Gov. Scott Walker's campaign and the head of the Wisconsin Republican Party sued the state elections board on Thursday, saying its process for reviewing signatures on recall petitions is unconstitutional.
The lawsuit asks a judge to order the Government Accountability Board to look for and eliminate duplicative signatures, obviously fake names such as Mickey Mouse, and signatures with clearly illegible signatures. The board argues that state law places the burden of challenging those signatures on the office holder being targeted for recall.
Allowing multiple signatures is a violation of the equal protection clause of the U.S. Constitution because it harms the rights of those not signing, the lawsuit argues.
"The decision of one individual who chooses to sign a recall petition should not carry more weight than the decision of another who chooses not to sign," said Stephan Thompson, executive director of the Republican Party of Wisconsin. "This lawsuit seeks to protect the Wisconsin electors whose voices have been trumped by those purposefully signing multiple petitions."
Board director Kevin Kennedy defended the review process, noting it has been used for two decades.
"The plaintiffs are challenging the rules that have been established by statutes and administrative code, and which have been in place since the late 1980s," he said. "Since then, these rules have been used in every state and local recall petition effort against incumbents of both parties."
Kennedy said in a memo released on Wednesday that doing a more detailed review to toss duplicate and fake signatures would require a change in the law and more resources to the board.

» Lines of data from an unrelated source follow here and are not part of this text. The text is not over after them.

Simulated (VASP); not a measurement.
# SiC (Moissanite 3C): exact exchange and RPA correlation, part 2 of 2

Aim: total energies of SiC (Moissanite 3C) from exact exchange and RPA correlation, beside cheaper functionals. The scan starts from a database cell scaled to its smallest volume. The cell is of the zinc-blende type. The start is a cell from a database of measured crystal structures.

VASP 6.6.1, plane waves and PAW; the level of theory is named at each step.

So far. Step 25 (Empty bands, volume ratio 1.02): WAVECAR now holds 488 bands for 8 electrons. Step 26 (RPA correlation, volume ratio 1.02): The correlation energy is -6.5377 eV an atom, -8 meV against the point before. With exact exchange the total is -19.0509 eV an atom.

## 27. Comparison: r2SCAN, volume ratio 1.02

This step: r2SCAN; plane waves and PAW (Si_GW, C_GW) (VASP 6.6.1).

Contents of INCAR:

The lawsuit comes on the same day that petition circulators said they had collected 507,000 signatures in one month to force a recall election against Walker. They need 540,208 by Jan. 17.
The GAB has been under fire for saying state law places the burden on challengers to contest multiple or problematic signatures, not the board. Its procedure for reviewing the signatures is to check only for a signature, a Wisconsin address and a proper date that falls within the signature collection period.
Board director Kevin Kennedy released a detailed statement on Wednesday explaining the board's process for reviewing the signatures. It came after a Tuesday board meeting in which staff said signatures of Mickey Mouse or Adolf Hitler would not be automatically struck as long as they are properly dated and have a Wisconsin address.
"Wisconsin law requires the GAB to presume that petition signatures are valid, which means that the staff cannot automatically strike names that might appear to be fake," Kennedy said in that statement. "That level of review would require a change in law as well as much greater resources than are available or practical."
He noted that in the review of about 215,000 signatures on recall petitions this summer targeting nine state senators, only a handful were dismissed because they were made up or belonged to dead people. The dismissals came after the names were challenged by those targeted for recalls.